[Ads-l] boof
victor steinbok
aardvark66 at GMAIL.COM
Sat Sep 29 03:38:26 UTC 2018
Allow me to disagree with Andy Bach. I want to suggest 2 possibilities,
although both are speculations
1. Per GOT finds, boofing==flatulence has some appearances in the 1990s. We
have a nearly blank slate in the 80s. There seems to be little doubt of
aides working around the clock to give Kavanaugh plausible alternative
explanations for potentially offensive passages. It's possible that they
either found or experienced this version of the word and suggested it to
Kavanaugh, regardless of what the original meant. I would argue that
imposing this later lexeme on the yearbook exchange makes no sense
(particularly if it refers "primarily to children").
2. On the other hand, one item that was particularly popular in 1982-84 was
the Purity Test, in multiple versions (the test likely spans the entire
century, not just that limited period). This was used essentially as a
bragging contest among high-school & college students (particularly the
latter, but some classmates had mentioned they they had versions of this in
their high schools). Some MIT frats were known to have staged contests
based on purity test (kind of a sexual scavanger hunt). Anal sex is usually
at least one of the questions on the test. Given the obsession some had
shown WRT the purity test, it seems likely that a version of that "contest"

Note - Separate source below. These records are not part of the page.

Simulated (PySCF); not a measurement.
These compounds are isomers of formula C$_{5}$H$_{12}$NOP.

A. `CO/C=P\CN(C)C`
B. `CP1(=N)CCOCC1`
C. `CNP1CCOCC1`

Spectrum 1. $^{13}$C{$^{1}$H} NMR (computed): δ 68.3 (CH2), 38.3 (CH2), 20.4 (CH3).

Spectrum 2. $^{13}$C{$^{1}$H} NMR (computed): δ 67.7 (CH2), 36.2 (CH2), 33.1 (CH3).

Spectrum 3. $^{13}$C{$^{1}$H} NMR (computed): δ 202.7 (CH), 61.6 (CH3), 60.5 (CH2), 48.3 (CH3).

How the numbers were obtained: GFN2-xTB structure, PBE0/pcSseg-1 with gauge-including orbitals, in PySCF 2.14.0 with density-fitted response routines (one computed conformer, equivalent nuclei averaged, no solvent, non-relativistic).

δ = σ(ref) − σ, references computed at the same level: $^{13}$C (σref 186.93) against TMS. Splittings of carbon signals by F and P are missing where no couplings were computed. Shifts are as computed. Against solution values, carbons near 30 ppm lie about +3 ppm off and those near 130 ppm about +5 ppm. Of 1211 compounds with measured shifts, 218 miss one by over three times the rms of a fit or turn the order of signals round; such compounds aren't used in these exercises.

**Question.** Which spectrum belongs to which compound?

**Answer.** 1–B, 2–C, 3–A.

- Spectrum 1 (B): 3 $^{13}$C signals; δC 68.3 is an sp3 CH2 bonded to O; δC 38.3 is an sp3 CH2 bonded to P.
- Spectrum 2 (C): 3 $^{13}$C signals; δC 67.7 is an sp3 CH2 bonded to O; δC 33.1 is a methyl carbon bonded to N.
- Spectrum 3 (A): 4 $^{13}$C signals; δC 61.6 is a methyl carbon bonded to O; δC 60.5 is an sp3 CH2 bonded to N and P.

would've existed at DC/MD prep schools of that period
MIT purity tests
http://www.mit.edu/people/mjbauer/purity.html
Other purity tests
http://www.armory.com/tests/purity.html
VS-)
On Fri, Sep 28, 2018, 4:00 PM ADSGarson O'Toole <adsgarsonotoole at gmail.com>
wrote:
>
> I just checked the Usenet database for boof. The search engine is
> terrible, and only a subset of matches is shown. (The Google Books
> search engine is also terrible nowadays.) The term boof is linked to
> sex and to flatulence in the 1990s. I could not get the database to
> reveal matches in the 1980s although they may be present.
>
> ...
>
> On Fri, Sep 28, 2018 at 2:29 PM Andy Bach <afbach at gmail.com> wrote:
> >
> > > Within the last hour, Judge Kavanaugh has explained that "boufed" in
> his
> > yearbook was a "reference to flatulence."
> >
> > Having graduated H.S. in '77 I will say that the phrase "Have you boofed
> > yet?" seems really unlikely to refer to boofu-ing. I mean, admittedly,
> > usage in his fancy east coast H.S. might be different, but was it some
> sort
> > of contest to see who could find a partner willing to boof with them? Or,
> > was it a daily occurrence, as in "have you showered yet?". I'd have to
> go
> > with it being just the more juvenile "flatulence".